Territorial Behaviour In Domestic Cats

cat marking

All cats have a territory, no matter how small it is – and they will defend it aggressively against other cats. Indoor cats will claim a space too – even if it is just a favourite chair. But how does a cat know where his patch ends and another’s begins?


A cat has excellent eyesight and sharp hearing, and is always on the alert ready to see off any interlopers that may threaten his patch. Each cat marks its territory in three ways, all of which leave pungent signals to other felines. He sprays urine; he rubs his cheek and head against trees and plants or along objects such as fences to release a scent from special glands; and he leaves scratch marks on trees or posts, also to release scent from glands in his paw pads.

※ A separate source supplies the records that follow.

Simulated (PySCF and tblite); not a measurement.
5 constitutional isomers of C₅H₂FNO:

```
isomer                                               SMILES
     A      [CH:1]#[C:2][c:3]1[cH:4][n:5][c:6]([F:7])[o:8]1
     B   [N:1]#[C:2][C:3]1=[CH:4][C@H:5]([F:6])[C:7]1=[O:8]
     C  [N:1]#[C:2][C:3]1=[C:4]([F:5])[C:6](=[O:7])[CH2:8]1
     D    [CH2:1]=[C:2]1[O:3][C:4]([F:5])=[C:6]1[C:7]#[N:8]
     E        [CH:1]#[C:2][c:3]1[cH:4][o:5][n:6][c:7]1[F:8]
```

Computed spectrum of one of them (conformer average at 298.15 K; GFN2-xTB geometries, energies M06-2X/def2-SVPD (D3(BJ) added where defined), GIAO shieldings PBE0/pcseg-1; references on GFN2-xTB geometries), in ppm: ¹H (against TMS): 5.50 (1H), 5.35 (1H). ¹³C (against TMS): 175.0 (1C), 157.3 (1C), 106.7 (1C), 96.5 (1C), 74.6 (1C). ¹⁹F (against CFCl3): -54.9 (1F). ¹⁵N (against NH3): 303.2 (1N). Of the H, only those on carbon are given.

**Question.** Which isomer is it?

Territory is linked to a cat’s position in the local hierarchy. Unneutered males have the largest territory and neutered cats the smallest. This is because the neutered cat’s urine is not very strong and he is unable to mark his boundaries effectively. But cats are sociable by nature and they also have neutral or communal areas where they get together to mate and hunt. These areas are linked by a series of complicated pathways which any cat can use.

Your cat has favourite spots from which to survey his territory. On warm days he will find a shady site, whereas on cool days he will choose somewhere that catches any sun.

Q. We’ve just got a second cat, but our first one’s taken to spraying in the house, even though he’s neutered. What can we do to stop this?

The territorial instinct is so strong that neutered cats will still spray. Your cat is upset by this new interloper on his territory. Give the cats time to pick up each other’s scent. They will gradually map out areas for themselves. It will help if you make sure you give both cats equal attention.

Q. My cat is constantly under my feet, rubbing his head against my legs, even when there’s plenty of food in his bowl. What is he doing?

Consider yourself honoured. Your cat isn’t hungry, he’s marking you out as his human and his ‘territory’. Glands behind his ears give off a scent, hence the head rubbing. You as a human can’t detect the smell, but other cats can.


  • A cat’s territory is relative to the amount of space available. If there are few cats in the area, a cat’s territory can be as large as 20 hectares (50 acres).
  • If two cats meet on intersecting communal pathways, the cat going along the ‘main road’ will automatically have right of way over the other cat.
  • Two indoor cats that have been brought up in the same home share territorial rights to their property and will therefore `defend’ it as a pair.